Daily Docker Prune with Systemd
|
Shey Sewani |
Toronto
I use Docker. I used to manually prune
Docker every few weeks to keep it from eating up all my disk. Annoyed I eventually put it in cron
, but, have you used cron? It wasn’t fun, and I just can’t anymore with cron.
I was complaining about it on Mastadon and the adam12 showed me a better way: use systemd
timers to schedule the prune.
Here’s how it works: first, two files—one for the service, one for the timer.

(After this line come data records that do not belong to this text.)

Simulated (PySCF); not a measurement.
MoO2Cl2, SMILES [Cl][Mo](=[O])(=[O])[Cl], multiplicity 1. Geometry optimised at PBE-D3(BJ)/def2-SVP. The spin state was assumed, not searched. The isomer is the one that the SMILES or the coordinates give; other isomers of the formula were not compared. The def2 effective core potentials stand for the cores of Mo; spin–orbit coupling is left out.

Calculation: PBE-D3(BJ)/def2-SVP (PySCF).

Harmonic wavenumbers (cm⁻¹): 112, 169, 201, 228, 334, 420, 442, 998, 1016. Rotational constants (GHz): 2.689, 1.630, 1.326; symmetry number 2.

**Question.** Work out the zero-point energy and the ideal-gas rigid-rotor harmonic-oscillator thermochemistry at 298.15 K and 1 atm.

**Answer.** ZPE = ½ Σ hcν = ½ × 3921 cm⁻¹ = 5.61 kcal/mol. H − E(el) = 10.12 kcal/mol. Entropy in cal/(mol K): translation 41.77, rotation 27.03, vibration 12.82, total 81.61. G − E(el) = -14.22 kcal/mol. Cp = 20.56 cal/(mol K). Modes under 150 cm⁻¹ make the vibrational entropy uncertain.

The service file: /etc/systemd/system/docker-prune.service
[Unit]
Description=Daily Docker System Prune
Wants=docker.service
After=docker.service
[Service]
Type=oneshot
ExecStart=/usr/bin/docker system prune -f --filter "until=720h"
[Install]
WantedBy=multi-user.target
The timer file: /etc/systemd/system/docker-prune.timer
[Unit]
Description=Run Docker System Prune Daily
[Timer]
OnCalendar=daily
Persistent=true
[Install]
WantedBy=timers.target
Enable the service and timer
sudo systemctl daemon-reexec
sudo systemctl enable --now docker-prune.timer
Confirming it’s working
List active timers:
systemctl list-timers --all
Check the logs:
journalctl -u docker-prune.service
It runs once a day like it’s supposed to. The logs are easier to read, and the files are easier to edit. So yeah, no more cron.